W dniu 05.07.2023 o 20:16, Matt Hogstrom pisze:
I recently ran into a question that I didn’t know the answer to.   The question 
was, what code page are dataset names and other z/OS artifacts coded in?  Since 
the special characters like #, $ and @ are different in codepages 1047, versus 
037, etc does z/OS use one code page for these artifacts and translate if a 
data set is created with JCL created with 1047 and is later accessed using an 
037 code page for instance ?

I suspect someone out there has experience and knows the answer.
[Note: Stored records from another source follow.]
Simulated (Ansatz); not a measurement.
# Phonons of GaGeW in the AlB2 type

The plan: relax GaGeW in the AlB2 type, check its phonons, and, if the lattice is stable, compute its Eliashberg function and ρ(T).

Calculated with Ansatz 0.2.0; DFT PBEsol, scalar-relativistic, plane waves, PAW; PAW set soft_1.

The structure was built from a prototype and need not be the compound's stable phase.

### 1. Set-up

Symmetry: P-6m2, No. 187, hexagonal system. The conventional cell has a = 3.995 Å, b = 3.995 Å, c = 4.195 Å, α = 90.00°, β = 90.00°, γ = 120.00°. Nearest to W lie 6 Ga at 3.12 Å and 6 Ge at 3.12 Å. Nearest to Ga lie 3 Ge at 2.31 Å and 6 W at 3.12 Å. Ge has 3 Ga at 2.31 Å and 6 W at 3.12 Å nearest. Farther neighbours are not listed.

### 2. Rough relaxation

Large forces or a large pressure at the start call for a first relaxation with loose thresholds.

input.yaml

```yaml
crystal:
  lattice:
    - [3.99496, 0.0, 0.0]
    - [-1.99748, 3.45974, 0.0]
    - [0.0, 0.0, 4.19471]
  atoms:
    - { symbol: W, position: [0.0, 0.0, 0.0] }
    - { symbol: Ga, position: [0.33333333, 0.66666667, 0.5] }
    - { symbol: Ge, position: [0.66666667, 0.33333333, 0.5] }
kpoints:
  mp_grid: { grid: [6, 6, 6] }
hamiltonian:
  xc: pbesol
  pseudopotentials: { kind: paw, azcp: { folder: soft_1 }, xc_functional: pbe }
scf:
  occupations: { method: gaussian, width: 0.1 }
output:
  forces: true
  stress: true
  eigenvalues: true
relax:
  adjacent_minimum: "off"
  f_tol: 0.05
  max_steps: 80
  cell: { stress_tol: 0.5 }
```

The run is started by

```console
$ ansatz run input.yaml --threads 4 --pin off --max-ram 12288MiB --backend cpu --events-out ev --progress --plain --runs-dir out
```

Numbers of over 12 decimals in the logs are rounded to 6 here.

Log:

The devils is in the details.
You mentioned dataset names *and* other z/OS artifacts.
For dataset names and JCL keywords we use very basic subset of character set: A-Z, 0-9, (), /, comma, dot, and some other punctuation characters, and three "national" characters. There is no problem with alphanumeric and punctuations used in JCL and/or DSNs. As Gil wrote, there is no big pain with #,$,@. I use both EN-US and Polish (and sometimes other) codepages - no problems withe the above names.

Now we have "other z/OS artifacts". What artifacts???
Maybe unix file names?
Well, I can create file named *. Yes, it is misleading. And no, don't try to delete it using rm *. :-) However in many places one can put quite weird characters. Some of them can be "codepage-specific". My idea is to *avoid it* as it is very troublesome. However sometimes possible.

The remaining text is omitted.